We’re still at a relatively early stage of our study of Arthur Miller’s Death of a Salesman in Year 10, and I recently asked my class to use the first few questions from the ‘Keeping Track’ section at the back of our edition of the text as as the basis for writing about the play so far. We’ve had a couple of sessions where our reading of the text has been interspersed by some written tasks where I’ve been trying to get them to do close textual analysis, focusing on the significance of details such as the particular vocabulary Miller has chosen.
This weekend I received an email from one of my students, reading, in part:
I do not understand question 3 which asks “How does Willy explain his state of mind?” because he has a unstable state of mind doesn’t he? But he doesn’t actually explain it all he does it talk to people who aren’t there but he isn’t explaining anything. But the only thing I have found in the text that he describes is the scenery when he is driving but that isn’t to do with his mind set it just shows that he likes the outdoor life just as much as Biff does it is just that he has too much pride to work on a ranch and instead works as a really crap salesman.

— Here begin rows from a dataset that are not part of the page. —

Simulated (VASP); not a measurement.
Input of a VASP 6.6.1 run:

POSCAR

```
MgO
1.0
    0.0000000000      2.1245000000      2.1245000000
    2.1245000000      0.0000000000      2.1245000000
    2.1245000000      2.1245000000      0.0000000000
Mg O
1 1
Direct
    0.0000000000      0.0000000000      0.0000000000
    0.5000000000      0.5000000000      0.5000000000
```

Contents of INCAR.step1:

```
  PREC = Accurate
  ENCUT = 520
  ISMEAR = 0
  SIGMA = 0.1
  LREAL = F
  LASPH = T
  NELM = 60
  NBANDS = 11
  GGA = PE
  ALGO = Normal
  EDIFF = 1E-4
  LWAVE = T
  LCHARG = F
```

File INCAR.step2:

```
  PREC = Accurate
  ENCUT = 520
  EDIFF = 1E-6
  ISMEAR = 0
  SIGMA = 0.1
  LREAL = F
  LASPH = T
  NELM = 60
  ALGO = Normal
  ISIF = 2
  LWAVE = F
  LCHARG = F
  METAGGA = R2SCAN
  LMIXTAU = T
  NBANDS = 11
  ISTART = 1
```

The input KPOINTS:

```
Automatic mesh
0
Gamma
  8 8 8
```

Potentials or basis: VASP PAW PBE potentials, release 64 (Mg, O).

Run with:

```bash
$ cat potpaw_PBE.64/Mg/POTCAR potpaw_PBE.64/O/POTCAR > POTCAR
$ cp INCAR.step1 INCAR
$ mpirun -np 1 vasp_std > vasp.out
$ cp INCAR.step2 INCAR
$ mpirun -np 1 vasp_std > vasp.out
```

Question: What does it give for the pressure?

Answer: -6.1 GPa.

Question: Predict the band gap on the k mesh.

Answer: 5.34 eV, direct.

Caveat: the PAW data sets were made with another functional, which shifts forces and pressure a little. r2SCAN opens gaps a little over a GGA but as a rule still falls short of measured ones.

This seemed to me a classic case of a student who has spotted something important and relevant in the text, but is just struggling to see how to make it ‘fit’ the particular task set. My constant refrain is that success in English (or indeed any academic discipline (or indeed, dare I say it, in life itself)) depends on making connections. I put the emphasis on making. Not just finding connections as if they should already be there, and make themselves obvious, but making connections: a creative process over which you can have control.
So, my reply went as follows:
Good to hear from you.
WILLY: I’m tired to the death. (The flute has faded away. He sits on the bed beside her, a little numb.) I couldn’t make it. I just couldn’t make it, Linda.and
WILLY: No, it’s me, it’s me. Suddenly I realize I’m goin’ sixty miles an hour and I don’t remember the last five minutes. I’m
— I can’t seem to — keep my mind to it.and
WILLY (with wonder): I was driving along, you understand? And I was fine. I was even observing the scenery. You can imagine, me looking at scenery, on the road every week of my life. But it’s so beautiful up there, Linda, the trees are so thick, and the sun is warm. I opened the windshield and just let the warm air bathe over me. And then all of a sudden I’m goin’ off the road! I’m tellin’ya, I absolutely forgot I was driving. If I’d’ve gone the other way over the white line I might’ve killed somebody. So I went on again — and five minutes later I’m dreamin’ again, and I nearly… (He presses two fingers against his eyes.) I have such thoughts, I have such strange thoughts.And why do you say that when he describes the scenery as he is driving , “that isn’t to do with his mindset”? Where does it come from, if not from his mind? (or rather, from the mind of the character as created by Miller) And if it comes from his mind, then might it not be one way that he uses to ‘explain’ his state of mind to Linda? And by which Miller can ‘explain’ his state of mind to the audience? What might it suggest about his ‘state of mind’ that he feels the desire to “just let the warm air bathe over me”? What about his choice of the verb ‘observing’, (following the adverb ‘even’ – what does that imply?), and the impact of its contrast with the verb ‘looking’ (how is that different from ‘observing’?) when linked to the adverbial phrases “on the road, every week of my life”?Hopefully you can begin now to find a way of doing the more subtle and detailed analysis that will make an even more skilled reader than you already are.